Review: Animal Collective; September 25, 2007 at the Cannery Ballroom; Nashville, TN

Review: Animal Collective; September 25, 2007 at the Cannery Ballroom; Nashville, TN

So I went to see the Animal Collective play again, this time in Nashville as opposed to Birmingham, which cut the drive in half.

But let me tell you something. I would have driven to Iceland to see these guys again. I’m typically a fairly cynical guy, but seeing these guys is almost a spiritual experience.

From the swirling maelstrom of psychedelic noise that they spool from tangled electronic equipment, to the fairly primitive-yet-awesome light show, these guys consistently amaze and (importantly) have a lot of fun whenever they play.

But enough editorializing in incipient paragraphs. Let us proceed to the meat of this story. I had to work Tuesday, as I do just about every weekday as a seventh grade teacher. In an effort to fight the anticipation, I took the kids to the library all day and pretty much turned things over to the librarian. And as the time passed, my anticipation only grew, and I agonizingly watched the creep of hands ’round the clock. Finally, 2:30 came, and I was free of my salaried servitude until 7:15 Thursday morning. Soon, I’d be seeing the best live band around.

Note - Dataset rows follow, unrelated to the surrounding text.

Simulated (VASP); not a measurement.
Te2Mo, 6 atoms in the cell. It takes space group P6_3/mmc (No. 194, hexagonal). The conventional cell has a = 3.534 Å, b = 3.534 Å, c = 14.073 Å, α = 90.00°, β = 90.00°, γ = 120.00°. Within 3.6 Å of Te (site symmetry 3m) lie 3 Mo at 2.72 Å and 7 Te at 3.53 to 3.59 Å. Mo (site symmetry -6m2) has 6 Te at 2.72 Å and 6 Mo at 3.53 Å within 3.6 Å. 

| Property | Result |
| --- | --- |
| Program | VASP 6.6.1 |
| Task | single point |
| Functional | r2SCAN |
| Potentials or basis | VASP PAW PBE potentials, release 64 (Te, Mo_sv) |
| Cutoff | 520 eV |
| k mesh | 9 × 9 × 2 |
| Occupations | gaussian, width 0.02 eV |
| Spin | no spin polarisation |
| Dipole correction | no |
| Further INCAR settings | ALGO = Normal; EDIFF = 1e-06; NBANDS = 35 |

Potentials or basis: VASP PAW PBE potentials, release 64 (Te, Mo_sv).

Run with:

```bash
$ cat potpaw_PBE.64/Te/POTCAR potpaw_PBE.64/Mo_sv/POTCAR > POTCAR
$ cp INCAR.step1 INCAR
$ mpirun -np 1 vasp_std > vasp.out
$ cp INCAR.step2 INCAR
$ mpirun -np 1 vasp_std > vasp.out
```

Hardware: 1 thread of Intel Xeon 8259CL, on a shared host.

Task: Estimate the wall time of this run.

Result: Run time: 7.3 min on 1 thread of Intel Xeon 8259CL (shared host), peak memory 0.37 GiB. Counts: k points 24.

We left Jackson at about 5:30, and as Nashville is about a 2 hour drive in optimal conditions, we had plenty of time to make the trip, which pal Kristin and I spent in a self-inflicted giggling haze.

We arrived at the Cannery just as the doors opened. There were a lot of forbidding looking motherfuckers in line, and basically nobody looked approachable. Everyone else looked, as my friend McCaskill put it, like it was their obligation to be there, and they hated it—and us, the unwelcome outta towners.

I started pounding beers. So did Kristin, which is hilarious, because she’s basically an elf. As one might expect, she also has the alcohol tolerance of a four-year-old, possibly younger. Anyway, as slight as her physical stature is, she is an adult, and therefore has the right to buy and pound as many beers as she wishes. I put my first three away in twelve minutes and lost all concern for anything but swaying, popping, and locking with the house music in anticipation of the frolic to come.

Another friend, Ian, had invited a girl named Raquel, who we were all much obliged to meet. I hope, for posterity’s sake, that I have spelled her name right. Apparently, I kept bumping my ass into her all night. It was hard to feel humiliated at the time, given that quite a few Indie kids were sweatily dancing all around us, but hindsight, besides being proverbially 20/20, is a helluva humiliator. Sorry, ma’am.

The opening band was called Tickley Feather, which brought to mind all manner of negative connotations, but they actually turned out to be good. A co-ed two piece, Tickley Feather managed a set of hypnotic minimalist electronica with a fairly severe hippie dippie vibe.

But then, the real show started. On this occasion, Animal Collective’s set-up consisted of several anatomy skeletons duded up like ballerinas, and a light show comprised of seizure-inducing LEDs. They performed again as a three piece (Deakin, where are ye?).

Soon, Avey, Panda, and Geologist began to do their thing, which was pretty much the musical equivalent of shouting “Fuck all you haters!”

The show was weighted towards newer Caribbean or African vibed unreleased material, which was awesome, somewhat strange, and wonderful. This was some incredibly happy, intensely psychedelic, inexorably danceable shit. Some of the released songs played include “Who Could Win a Rabbit,” “Peacebone,” “Unsolved Mysteries,” “Fireworks,” “Chores,” “We Tigers,” and a bunch of other shit I can’t remember.

By the end of it, they had played for damn near two hours, and I was saturated. I brought a little bit of the country to the big city, as McCaskill told me, by ripping my shirt off as soon as I got outside. When I began whipping members of my party with it, I was informed that my fate could soon resemble that of Mastodon’s Brent Hinds, who was pummeled for the same reason.

I didn’t care; I was euphoric. Merch-wise, I got a Reverend Green shirt, the Grass single, which contains one of my favorite rare tracks, “Fickle Cycle,” and a swell four video DVD.

Kristin was hammered and somewhat annoying to McCaskill, but after we ate at Waffle house, she and I both passed the fuck out. Good trip, peeps, good trip.